Thursday, March 24, 2005

The corpses of 1,000 snowmen

Before I took Haley out for a walk yesterday morning I checked the Doppler radar sweep. It showed a slow-moving storm aimed right at my part of the state. The meteorologist on duty (all of the weathermen on that channel are actually meteorologists, not just TV personalities) assured his viewers that the storm wouldn't reach us until 8:00 AM or so, but my eyeball gauge told me it would more likely reach Nanticoke sometime between 6:00 and 7:00.

We set out at about 5:30. As we were coming back in for a landing right around 6:30, some sleet began pelting us. The storm had begun.

The weather wasn't too too bad as I went in to work. Mixed rain, sleet, and big fluffy snow, but no major hazards to navigation. Once I entered our Fortress Of Solitude - a major DVD Compression, Encoding, and Authoring studio located within a major CD/DVD replication facility - I was effectively cut off from the outside world except for telephone reports.

The reports weren't good, and were getting worse as the day went on. Around 4:00 people began urging me to get out early, but I had already come up with a plan: stay at work late, until 7:00, allowing the snow to taper off and the snowplows and tow trucks to do their jobs. Then go DVD shopping at the Best Buy a few miles from work. Then top off my gas tank (at $2.089 per gallon, the highest price I have ever paid for gasoline in the U.S.) at the Sam's Club next door to the Best Buy. Then decide how to go home: south on Interstate 81 (a major highway used by thousands or tens of thousands of tractor-trailers each day, making it fairly hazardous even under good conditions), or north on 81 to the very topmost point of the Northeast Extension of the Pennsylvania Turnpike and ride that toll road down to pick up 81 again in Pittston or Wilkes-Barre (a longer ride by about 10 miles but less heavily traveled, particularly by tractor-trailers.)

I got out of work to find my car covered with six inches of wet, dense snow.

The roads weren't bad, but accidents had eliminated 81 as an option. I did my shopping and got on the turnpike. The trip was uneventful except for the part where I managed to spill my 35mm film canister full of quarters all over the inside of my car, making it a little more interesting when I had to scrape together the money for tolls.

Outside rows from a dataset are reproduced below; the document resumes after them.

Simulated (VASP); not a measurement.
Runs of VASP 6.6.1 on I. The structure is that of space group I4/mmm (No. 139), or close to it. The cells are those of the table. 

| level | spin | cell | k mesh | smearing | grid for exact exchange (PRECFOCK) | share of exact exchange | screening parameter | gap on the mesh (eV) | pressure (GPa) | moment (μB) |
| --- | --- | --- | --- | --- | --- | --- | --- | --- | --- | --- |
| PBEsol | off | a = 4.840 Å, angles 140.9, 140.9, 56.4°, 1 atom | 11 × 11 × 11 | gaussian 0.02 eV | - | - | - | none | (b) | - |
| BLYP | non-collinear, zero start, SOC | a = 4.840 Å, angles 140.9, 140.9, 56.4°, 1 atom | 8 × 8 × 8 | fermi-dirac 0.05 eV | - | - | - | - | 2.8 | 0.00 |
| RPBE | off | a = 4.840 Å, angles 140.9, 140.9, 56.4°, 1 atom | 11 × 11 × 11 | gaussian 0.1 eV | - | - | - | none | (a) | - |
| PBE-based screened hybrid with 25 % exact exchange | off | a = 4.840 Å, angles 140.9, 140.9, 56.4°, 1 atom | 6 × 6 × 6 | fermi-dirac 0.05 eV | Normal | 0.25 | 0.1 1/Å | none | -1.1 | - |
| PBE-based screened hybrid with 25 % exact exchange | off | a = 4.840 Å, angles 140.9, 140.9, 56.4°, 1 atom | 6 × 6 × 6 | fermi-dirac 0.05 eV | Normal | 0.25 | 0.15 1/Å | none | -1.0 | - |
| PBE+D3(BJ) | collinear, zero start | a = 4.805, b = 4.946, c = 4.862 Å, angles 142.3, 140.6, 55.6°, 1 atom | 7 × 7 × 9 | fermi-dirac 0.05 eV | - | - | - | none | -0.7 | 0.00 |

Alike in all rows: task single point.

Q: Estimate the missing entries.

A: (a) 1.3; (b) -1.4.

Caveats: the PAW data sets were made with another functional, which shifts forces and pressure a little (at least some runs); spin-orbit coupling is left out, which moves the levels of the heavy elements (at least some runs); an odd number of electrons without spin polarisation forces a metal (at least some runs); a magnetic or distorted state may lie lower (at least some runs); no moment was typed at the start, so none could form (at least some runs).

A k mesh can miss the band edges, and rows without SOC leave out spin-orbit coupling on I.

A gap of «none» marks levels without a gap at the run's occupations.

Getting off the turnpike and back onto 81 for the next leg of my trip was like driving through a wall. On one side, the snow had stopped. On the other side, snow was still coming down like crazy. I ran into one delay, a short backup just before the point that I was getting off 81 to begin the final leg of my trip, but this wasn't too bad.

My house looked like it had been coated with marshmallow fluff. The clotheslines were sagging nearly to the ground. (I got pictures.) We had at least seven inches, and it was still coming down when I went to bed. A snowball test indicated that this was perfect snowball/snowman snow: wet, dense, heavy. It was also perfect snow for pulling down power lines and entire trees, but neither of these things happened to me.

After a brief night's sleep, a quick breakfast and a check of the morning's blogs, I fired up the snowblower and began to attack the mess that was out there. Naturally, a snowplow had passed in front of my house leaving a wall of wet, heavy chunks adding up to about eight feet thick by two feet high. I blasted a quick path through this from my driveway to the sidewalk (I live in a corner lot) and decided to address it last.

The snowblower made quick work of the sidewalks. This was the worst sort of snow for clearing: people using shovels would put enormous strains on their hearts, risking heart attacks, while people using snowblowers would be likely to get them jammed with snow and possibly lose a finger or a hand while trying to clear the jam. (Not me, baby. When my snowblower gets jammed, I clear it by picking up the whole damned thing and slamming it off the ground a few times. Sometimes it is good to be strong like ox.)

Then came the street in front of my house, including my driveway. This was a slow, difficult process. There were snow-boulders everywhere, making the street look like the recent Huygens pictures from the surface of Titan. I realized that clearing these things would be a poor use of the snowblower, so I made like a caveman and heaved some of the larger ones out of the way, onto my lawn. Looking out at the somewhat round 12-to-24 inch chunks of snow, snow that would be perfect for making snowballs and snowmen, made me feel like I was walking in some nightmare landscape littered with the corpses of 1,000 snowmen.

After much effort I got enough of the area cleaned up that I felt ready to take a shower and get set for work. By the end of the workday today much of the snow had melted in the brightening March sun. So now I'm worried about basement flooding again. Good thing I'm off until next Friday!